I read this book when I was reading How to Fight. Both books were written by Thich Nhat Hanh. Reading the two books concurrently or immediately sequentially was impactful, many of the lessons reinforced, strengthened.

The reconcilliation of the book's title is about restoring good relationships with the small, often powerless person we were as a child, about accepting the past, and about recognizing the present for what it is and not what we imagine or want it to be.

There are aspects of Buddhism that I struggle with, mostly the ones around ignoring recurring thoughts and anxieties when meditating. This book has some of that, but also instructs us to work with the anxieties originating from childhood trauma (of whatever cause, of whatever intensity, of whatever reason, no matter how small).

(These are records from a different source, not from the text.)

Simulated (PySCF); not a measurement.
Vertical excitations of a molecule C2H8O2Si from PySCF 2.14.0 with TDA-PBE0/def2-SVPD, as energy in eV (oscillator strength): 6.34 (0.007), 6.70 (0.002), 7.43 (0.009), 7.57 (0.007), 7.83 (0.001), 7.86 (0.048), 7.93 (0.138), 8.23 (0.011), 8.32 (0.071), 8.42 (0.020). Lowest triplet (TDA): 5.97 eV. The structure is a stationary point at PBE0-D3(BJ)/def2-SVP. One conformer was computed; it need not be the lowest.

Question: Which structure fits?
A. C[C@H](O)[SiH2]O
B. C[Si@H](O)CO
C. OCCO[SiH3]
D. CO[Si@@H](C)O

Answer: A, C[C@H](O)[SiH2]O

This is where the healing can begin: accepting the lack of power we had as a child, reminding ourselves we are now adults, processing the past, and moving forward.

I believe this book is worth reading. Unfortunately, the book won't help if the reader isn't open to the ideas, isn't in a place to heal. When the student is ready, the teacher appears. This book was a teacher for me.

The Buddha said that all of us have the seed of fear, but most of us suppress it and keep it locked in the dark. TO help us identify, embrace, and look deeply at hte seeds of fear, he offered us a practice called the Five Remembrances. They are:

When Things Fall Apart

Book Notes

I read this book. I am, however, not sure I should mark this as read, because as soon as I finished it, I restarted reading it.

So, maybe I can count this one as read? Maybe? Not sure.

One of the issues I have with this book is that I, and a number of other people I know, have read this book at a hard part in life. Things are difficult, problems are numerous and overwhelming, and this is when we turn to this book for comfort.

Yet, sitting with that discomfort is part of the story, part of the journey to becoming whole and not-whole again.

This is a book that needs to be read, too, when things aren't falling apart, when we can think as clearly as we are able, when we can see the wisdom of the words without the sorrow of our souls.

I strongly recommend this book, with a caveat. Yes, read this book, but experience it again with someone reading to you. Either check out the abridged version of the author reading it, or the unabridged version with another reader, but do listen to the book. The experience is much different, and differently richer.

Everybody Lies

Book Notes

Okay, unlike the last big data book I read, this WAS the big data book I wanted to read. While it does describe the mathematics used in the different ways big-data affects society, it does show how big data, how using small bits of innocent data can reveal surprising truths about who we are and what we really think.

If you start with the assumption that everybody lies on surveys (and this isn't a bad assumption, people mess with surveys all the time, to make themselves look good, to make someone else look bad, to withhold information for ulterior reasons, or really just to f--- with the survey data), then the fundamental data from which theories and beliefs develop is wrong.

But put people in a place where they believe their thoughts are anonymous, truly believe the data they provide will not be traced back to them, then said people become more open and, well, more honest with what they are thinking.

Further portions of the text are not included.